FORM 6-K
SECURITIES AND EXCHANGE COMMISSION
Washington D.C. 20549
REPORT OF FOREIGN ISSUER
Pursuant to Rule 13a-16 or 15d-16
under the Securities Exchange Act of 1934
For the month of July 2018
Commission File Number 1-32575
Royal Dutch Shell plc
(Exact name of registrant as specified in its charter)
30, Carel van Bylandtlaan, 2596 HR The Hague
The Netherlands
(Address of principal executive offices)
Indicate by check mark whether the registrant files or will file annual reports under cover of Form 20-F or Form 40-F:
Form 20-F ☒ Form 40-F ☐
Indicate by check mark if the registrant is submitting the Form 6-K in paper as permitted by Regulation S-T Rule 101(b)(1): ☐
Indicate by check mark if the registrant is submitting the Form 6-K in paper as permitted by Regulation S-T Rule 101(b)(7): ☐
Indicate by check mark whether by furnishing the information contained in this Form, the registrant is also thereby furnishing the information to the Commission pursuant to Rule 12g3-2(b) under the Securities Exchange Act of 1934.
Yes ☐. No ☒
If Yes is marked, indicate below the file number assigned to the registrant in connection with Rule 12g3-2(b): 82-
ROYAL DUTCH SHELL PLC SECOND QUARTER 2018 INTERIM DIVIDEND
The Board of Royal Dutch Shell plc (RDS or the Company) today announced an interim dividend in respect of the second quarter of 2018 of US$0.47 per A ordinary share (A Share) and B ordinary share (B Share), equal to the US dollar dividend for the same quarter last year.
Details relating to the second quarter 2018 interim dividend
It is expected that cash dividends on the B Shares will be paid via the Dividend Access Mechanism from UK-sourced income of the Shell group.
Per ordinary share |
Q2 2018 | |||
RDS A Shares (US$) |
0.47 | |||
RDS B Shares (US$) |
0.47 |
Cash dividends on A Shares will be paid, by default, in euro, although holders of A Shares will be able to elect to receive dividends in pounds sterling.

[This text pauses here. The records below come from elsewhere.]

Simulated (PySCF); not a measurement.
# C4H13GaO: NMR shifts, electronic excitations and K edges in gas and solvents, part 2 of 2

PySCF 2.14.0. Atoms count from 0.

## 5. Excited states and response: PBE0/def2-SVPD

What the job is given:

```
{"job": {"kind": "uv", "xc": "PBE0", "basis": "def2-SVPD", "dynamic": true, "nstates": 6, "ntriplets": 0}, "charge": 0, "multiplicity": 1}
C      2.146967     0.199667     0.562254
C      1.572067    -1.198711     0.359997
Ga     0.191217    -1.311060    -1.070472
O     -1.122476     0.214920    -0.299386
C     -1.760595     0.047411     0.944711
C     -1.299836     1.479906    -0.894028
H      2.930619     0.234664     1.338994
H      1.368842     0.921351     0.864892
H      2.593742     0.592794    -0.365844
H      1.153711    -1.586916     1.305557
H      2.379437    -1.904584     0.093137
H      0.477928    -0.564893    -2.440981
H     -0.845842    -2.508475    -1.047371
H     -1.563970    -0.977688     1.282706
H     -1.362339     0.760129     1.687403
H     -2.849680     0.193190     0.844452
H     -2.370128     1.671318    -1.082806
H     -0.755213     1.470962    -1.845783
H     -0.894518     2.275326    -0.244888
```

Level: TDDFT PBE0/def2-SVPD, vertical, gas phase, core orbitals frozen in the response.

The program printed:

Cash dividends on B Shares will be paid, by default, in pounds sterling, although holders of B Shares will be able to elect to receive dividends in euro.
The pounds sterling and euro equivalent dividend payments will be announced on September 3 2018.
Per ADS |
Q2 2018 | |||
RDS A ADSs (US$) |
0.94 | |||
RDS B ADSs (US$) |
0.94 |
Cash dividends on American Depository Shares (ADSs) will be paid, by default, in US dollars.
ADSs are listed on the New York Stock Exchange under the symbols RDS.A and RDS.B. Each ADS represents two ordinary shares, two A Shares in the case of RDS.A or two B Shares in the case of RDS.B. ADSs are evidenced by an American Depositary Receipt (ADR) certificate. In many cases the terms ADR and ADS are used interchangeably.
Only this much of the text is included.